Summary
granting motion to dismiss with respect to official capacity claims for injunctive relief where “plaintiffs ask the court to enjoin defendants ... from violating [their and others'] constitutional rights in the future.”
Summary of this case from Sixth Angel Shepherd Rescue Inc. v. Susan WestOpinion
No. CIV-05-1473-HE.
May 25, 2006
ORDER
Plaintiffs Cary Rinehart and Windy Rinehart, individually and as mother and next friend of H.R., C.R. and M.R., filed this action against defendants Gabrielle Smart and Linda Walker, Oklahoma Department of Human Services ("DHS") counselors or caseworkers, and Grey McKellar, apparently a counselor acting under contract with DHS. They also assert claims against Linda Smith, the Director of Children and Family Services Division of DHS, Howard Hendrick, the Director of DHS, and the State of Oklahoma, ex rel. Oklahoma Department of Human Services. In an amended complaint, plaintiffs allege the defendants violated their constitutional right to maintain a family relationship and violated Oklahoma law when they made verbal threats to take away their children and caused a deprived child action to be filed against them by a state district attorney. In particular, plaintiffs allege that defendants Smart, Walker and McKellar violated their civil rights under 42 U.S.C. § 1983, that defendants Smart, Walker and Smith conspired to violate plaintiffs' civil rights under 42 U.S.C. § 1985(3), that defendant Smith violated 42 U.S.C. § 1986 because she had knowledge of the conspiracy but failed to act, that defendants Smart, Walker and DHS maliciously prosecuted plaintiffs in violation of Oklahoma law, that defendant DHS violated its duty under Article 25, § 1 of the Oklahoma Constitution by failing to provide assistance and care to plaintiffs' children, and that defendant DHS violated plaintiffs' due process rights under the Fourteenth Amendment. Plaintiffs seek money damages and an order permanently enjoining defendants Smith and Hendrick from allowing their employees to take actions against plaintiffs and other citizens of Oklahoma which have no foundation in law or fact and from paying bonuses or providing benefits to caseworkers based on the amount of cases filed or money collected against Oklahoma parents.

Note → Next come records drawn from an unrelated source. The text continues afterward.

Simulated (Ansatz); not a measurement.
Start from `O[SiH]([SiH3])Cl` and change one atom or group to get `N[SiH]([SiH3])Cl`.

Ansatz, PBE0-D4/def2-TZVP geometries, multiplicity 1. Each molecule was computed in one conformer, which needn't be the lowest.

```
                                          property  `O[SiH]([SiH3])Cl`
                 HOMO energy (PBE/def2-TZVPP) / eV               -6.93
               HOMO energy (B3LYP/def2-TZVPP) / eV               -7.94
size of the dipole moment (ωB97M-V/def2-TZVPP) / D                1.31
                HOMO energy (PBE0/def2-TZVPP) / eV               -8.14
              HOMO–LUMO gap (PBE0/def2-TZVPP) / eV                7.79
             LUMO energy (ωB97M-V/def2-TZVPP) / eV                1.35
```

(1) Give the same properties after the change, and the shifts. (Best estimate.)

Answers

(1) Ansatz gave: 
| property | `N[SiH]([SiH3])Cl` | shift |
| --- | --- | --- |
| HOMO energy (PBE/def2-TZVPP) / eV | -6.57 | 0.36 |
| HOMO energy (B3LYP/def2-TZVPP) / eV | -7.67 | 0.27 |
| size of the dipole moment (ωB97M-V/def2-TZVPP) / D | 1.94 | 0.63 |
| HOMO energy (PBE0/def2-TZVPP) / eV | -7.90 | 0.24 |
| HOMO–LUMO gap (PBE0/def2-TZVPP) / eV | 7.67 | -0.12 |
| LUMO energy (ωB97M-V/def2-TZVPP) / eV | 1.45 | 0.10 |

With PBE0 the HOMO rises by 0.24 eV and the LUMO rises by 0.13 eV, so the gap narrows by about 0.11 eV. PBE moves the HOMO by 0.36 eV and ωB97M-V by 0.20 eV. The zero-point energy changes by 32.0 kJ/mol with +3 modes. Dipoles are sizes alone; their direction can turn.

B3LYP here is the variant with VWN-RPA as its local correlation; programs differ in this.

Defendants DHS, Smart, Walker, Smith and Hendrick have filed a motion to dismiss plaintiffs' amended complaint for failure to state a claim pursuant to Fed.R.Civ.P. 12(b)(6). (Doc. # 23). They argue that plaintiffs' claims against DHS and its employees in their official capacities are barred by sovereign immunity, the individual defendants are entitled to qualified immunity, plaintiffs have failed to properly plead a conspiracy under §§ 1985 or 1986, their claim for malicious prosecution is barred under the Oklahoma Governmental Tort Claims Act, no private right of action is afforded under Article 25, § 1 of the Oklahoma Constitution, their claim for injunctive relief should be denied as too broad, open-ended and speculative, and their claim for punitive damages against DHS is barred. Plaintiffs have filed a response to defendants' motion to dismiss and a motion to certify a question of law to the Oklahoma Supreme Court with respect to their claim arising under the Oklahoma Constitution. (Doc. #33). Upon review of the amended complaint and the papers submitted by the parties, the court concludes defendants' motion to dismiss should be granted in part and denied in part and plaintiffs' motion to certify should be denied.
Defendant McKellar has not filed a motion to dismiss.
Dismissal under Rule 12(b)(6) is appropriate "`only when it appears that the plaintiff can prove no set of facts in support of the claims that would entitle the plaintiff to relief.'"Clark v. State Farm Mut. Auto. Ins. Co., 319 F.3d 1234, 1240 (10th Cir. 2003) (quoting McDonald v. Kinder-Morgan, Inc., 287 F.3d 992, 997 (10th Cir. 2002)). In evaluating the amended complaint, the court has accepted all well-pleaded factual allegations as true and has construed those allegations and any reasonable inferences that might be drawn from them in the light most favorable to the plaintiffs. Id.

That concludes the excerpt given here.